Wall Street slid on Trump and Fed policy uncertainty in 2025

calendar 27/12/2024 - 03:00 UTC

·         Techs dragged as Trump 2.0 may cause more tech war along with tariff; potential Trump and Fed policy uncertainty negative for stocks

·         Fed talks last week indicated Fed may not be in a hurry to cut rates in 2025

·         Fed may close the QT by June’25 first and then resume cutting rates as QT and rate cuts are two contra tools; QT boosting bond yields despite rate cut optimism

Wall Street Futures were almost flat Thursday but got some boost in the last few days amid tech and holiday season consumer spending optimism. On Thursday, Gold was also buoyed by fading hopes of an imminent Gaza war ceasefire as Israel negotiators returned home from Qatar/Doha to consult PMO, while Mossad Chief reportedly advised PM Netanyahu to attack Iran directly to eliminate Houthis and other proxy enemies. But Israeli PM Netanyahu didn’t agree.

Fast forward to, the early Asian session Friday, Gold was undercut on renewed hopes of a Gaza war ceasefire as Netanyahu reportedly asked for the hostage/prisoner list to make a deal. Netanyahu said late Thursday that it would not be possible to reach a hostage and ceasefire deal without getting a list of hostages held by Hamas: "We are not able to get names from Hamas and I am not willing to make a deal without knowing what I am agreeing to and who I am getting back--after the later round of negotiations in Qatar, it is unclear who makes decisions in Hamas after its leadership was eliminated.”

The military conflict between Israel and Houthis escalated:

On Wednesday, IDF hit Yemen targets including Sanaa airport. The Israel Defense Forces (IDF) carried out airstrikes targeting ports and energy facilities in the Yemeni capital Sana. In addition, an Israeli general said his country will step up attacks against the militant group in retaliation for their attacks on Israel. This follows a series of ballistic missile and drone attacks launched on Israel from Yemen by Houthis, forcing millions of Israelis again to shelters; 18 persons were lightly hurt rushing to safe space.

Meanwhile, Netanyahu also doubled down on Iran's proxy Houthis and warned:

·         Houthis will learn what Hamas, Hezbollah, the Assad regime, and others have learned

·         We are determined to cut off this terrorist arm of Iran's evil axis

·         We will persist in this until we complete the task

·         IDF struck Yemen's coastline and Sanaa, targeting the Houthi terrorist organization

·         We are determined to cut off this terrorist arm of Iran's evil axis. We will persist in this until we complete the task.

Now from the Gaza to Ukraine war, late Thursday, the Russian President also said though, Russia wants an imminent ceasefire, it will also not hesitate to change its nuclear doctrine, considering the recent spate of US/NATO rhetorics.

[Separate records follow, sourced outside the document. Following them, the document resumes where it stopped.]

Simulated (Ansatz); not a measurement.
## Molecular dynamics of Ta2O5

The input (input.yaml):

Overall, Gold is waving for escalation and de-escalation of Gaza and Ukraine war geopolitical tensions.

Now from lingering geopolitics to economics, last Friday (20th Dec 24), Fed’s Daly said:

·         Risks to the outlook are equally balanced

·         I think we have a policy in a good place, prepared for what is before us

·         We don't know what the incoming administration will do so for me it's about the data

·         The inflation rising was part of the reason you saw rate cuts dialed back in the SEP

·         The recalibration phase is now over

·         I'm not comfortable with inflation at 2.5% but we're balancing that with the labor market.

·         Firms are saying they can find workers, and workers saying they can find jobs, we don't want that to break.

·         I hear from contacts the economy is in a good place and the labor market is solid.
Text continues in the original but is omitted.